We caught up with musician Suzanne Briggs about her experiences of studying at Mareel.
What first drew you to study at Mareel?
The BA Hons in Applied music offered through UHI/Mareel gave me the opportunity to undertake a full-time music degree while remaining in Shetland. Moving away when you have family and work commitments is not an option so this was an ideal opportunity for me to pursue my goals of gaining some formal music education. The facilities at Mareel were fantastic to use during our Shetland residency weeks and we were able to collaborate with the film students based at Mareel in writing soundtracks.
What are you up to these days?
I have just finished the first year of a part time MEd in Learning and Teaching in the Performing Arts. This is a three-year course with the Royal Conservatoire of Scotland which is really helping me reflect upon and develop my educational practice as well as pushing me on to break more boundaries in my musicianship. It’s a challenging course involving a great deal of practice-based research and my hope is that I can research and develop new interventions to benefit both learners and teachers.
I am currently working as a voice and flute instructor for Shetland Islands Council and have a number of private pupils also. I really enjoyed doing some associate tutor work for UHI over the past year. I lead the Wellbeing Choir for Shetland Arts and have taken this online through Facebook Live during the period of Lockdown. I’m currently working on a project with Shetland Arts making a series of short films to take wellbeing singing into care homes and to those who are more isolated in our community. I also devise and deliver pre-school music sessions for children aged 2-4 years, which is a total joy.
I am involved with a Glasgow-based contemporary music collective called CoMA (Contemporary music for all) and have been fortunate to work alongside professional players and composers as part of this. I’m delighted to have been invited to join their committee and will be taking up this role from August. CoMA has started a whole new adventure for me in music-making, exploring experimental and exciting ways to score and make music as an ensemble. Our most recent project resulted in a brand new co-composed piece, recording entirely online over video conference. It was so refreshing to use an online platform as part of the composition and performance process rather than it imposing the limits we normally associate with latency issues. I continue to compose new (mostly orchestral) music.
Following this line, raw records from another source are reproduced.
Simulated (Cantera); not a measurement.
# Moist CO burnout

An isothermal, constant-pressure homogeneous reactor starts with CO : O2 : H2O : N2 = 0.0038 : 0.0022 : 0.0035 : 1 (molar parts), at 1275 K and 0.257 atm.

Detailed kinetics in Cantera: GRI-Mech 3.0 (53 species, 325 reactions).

Is there one bit of knowledge you gained from your time with us that you'll always remember?
How to be adaptable – throughout my course I worked with musicians from different backgrounds and genres in a variety of settings (both online and face-to-face). Many positive experiences come out of developing that level of adaptability.
What advice would you give to people looking to start their careers in music?
I am passionate about everyone having access to the arts and so have been careful to look out for what skills are required for community arts contracts and educational work. If you don’t yet have the skills that are seen as essential then you absolutely have to find a way to acquire those skills, which might mean thinking carefully about your module choices throughout your studies for example or taking extra lessons in a particular skill. I would also say that you should be aware of your rights: you should never be out of pocket to gain experience. Having a mixture of employed and self-employed has worked for me. My part-time employment gives me a great deal of security while I still have time to pursue community projects, to continue my studies, to compose new music and enjoy some ensemble playing.
When you're not making music, who are you listening to right now?
This afternoon I’m listening to a piece called “The Dreaming Tree” by Ewan MacKay – a wonderfully talented, young composer. It’s for solo flute – the solo is played by the fabulous Jillian Hunter. Both are fellow UHI Applied Music graduates who I am fortunate enough to count among my friends.